Petrie v. Curtis

Annotate this Case

387 Mich. 436 (1972)

196 N.W.2d 761

PETRIE v. CURTIS

No. 5 April Term 1972, Docket No. 53,359.

Supreme Court of Michigan.

Decided May 4, 1972.

Glenn Aylsworth and Richard L. Benedict, for plaintiff.

Zerafa & Zerafa, for defendant.

PER CURIAM:

Bryce Petrie, plaintiff, was a write-in candidate for the office of Sheriff of Antrim County in the election of November 5, 1968. He was the sole write-in candidate and opponent to the Republican nominee, Robert Curtis.

Curtis was declared the winner. Upon a subsequent recount, however, Petrie would have been the winner if 132 votes had not been invalidated. These votes had plaintiff's last name, "Petrie," written on the ballots but failed to include his given name "Bryce."

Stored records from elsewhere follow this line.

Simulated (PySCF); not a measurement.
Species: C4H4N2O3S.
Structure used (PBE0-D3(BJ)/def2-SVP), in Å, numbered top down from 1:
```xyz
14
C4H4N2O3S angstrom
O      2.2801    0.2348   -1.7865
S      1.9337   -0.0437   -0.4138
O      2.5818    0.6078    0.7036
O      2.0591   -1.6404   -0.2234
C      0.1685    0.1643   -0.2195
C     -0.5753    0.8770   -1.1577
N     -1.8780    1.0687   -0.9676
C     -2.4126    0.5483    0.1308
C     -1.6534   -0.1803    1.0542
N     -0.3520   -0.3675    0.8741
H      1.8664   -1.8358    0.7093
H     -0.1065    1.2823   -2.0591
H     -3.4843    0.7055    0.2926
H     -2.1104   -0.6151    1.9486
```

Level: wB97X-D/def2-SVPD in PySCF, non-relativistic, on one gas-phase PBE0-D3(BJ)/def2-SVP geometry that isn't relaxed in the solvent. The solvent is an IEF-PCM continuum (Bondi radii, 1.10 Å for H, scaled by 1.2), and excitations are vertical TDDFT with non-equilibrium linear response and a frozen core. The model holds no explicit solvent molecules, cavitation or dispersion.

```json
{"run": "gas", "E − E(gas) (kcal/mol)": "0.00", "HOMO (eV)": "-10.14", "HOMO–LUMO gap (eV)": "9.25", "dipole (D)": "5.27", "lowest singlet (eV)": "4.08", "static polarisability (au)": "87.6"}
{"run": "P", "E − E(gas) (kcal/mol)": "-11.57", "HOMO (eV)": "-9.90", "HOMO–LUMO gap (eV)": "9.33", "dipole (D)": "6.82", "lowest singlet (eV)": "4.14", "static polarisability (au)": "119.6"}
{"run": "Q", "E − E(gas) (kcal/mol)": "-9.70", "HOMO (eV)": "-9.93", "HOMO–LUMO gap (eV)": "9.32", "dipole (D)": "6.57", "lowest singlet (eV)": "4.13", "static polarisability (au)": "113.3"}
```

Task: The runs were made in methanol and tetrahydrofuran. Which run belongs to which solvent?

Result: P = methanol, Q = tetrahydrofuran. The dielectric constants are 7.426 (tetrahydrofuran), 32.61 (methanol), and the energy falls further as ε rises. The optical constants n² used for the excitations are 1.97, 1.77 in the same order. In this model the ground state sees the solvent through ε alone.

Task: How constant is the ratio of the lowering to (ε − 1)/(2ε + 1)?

Petrie filed a complaint for quo warranto in the Antrim County Circuit Court. He later filed a motion for summary judgment. At the hearing on this motion, Curtis admitted the facts in an affidavit submitted by Petrie to the effect that his name was *438 uncommon, that he was well known to the people in the county as a juvenile officer of the probate court, and that his campaign for sheriff was well publicized.

The court granted the motion for summary judgment, basing its decision on the fact "that a voter's intention should not be frustrated by a legal technicality," and concluded that "there can be no other logical explanation of those votes."

This decision was reversed by the Court of Appeals on the basis of three Michigan Supreme Court cases: People, ex rel. Attorney General, v Tisdale, 1 Doug 59 (1843); People, ex rel. Lake, v Higgins, 3 Mich 233 (1854); People, ex rel. Williams, v Cicott, 16 Mich 283 (1868).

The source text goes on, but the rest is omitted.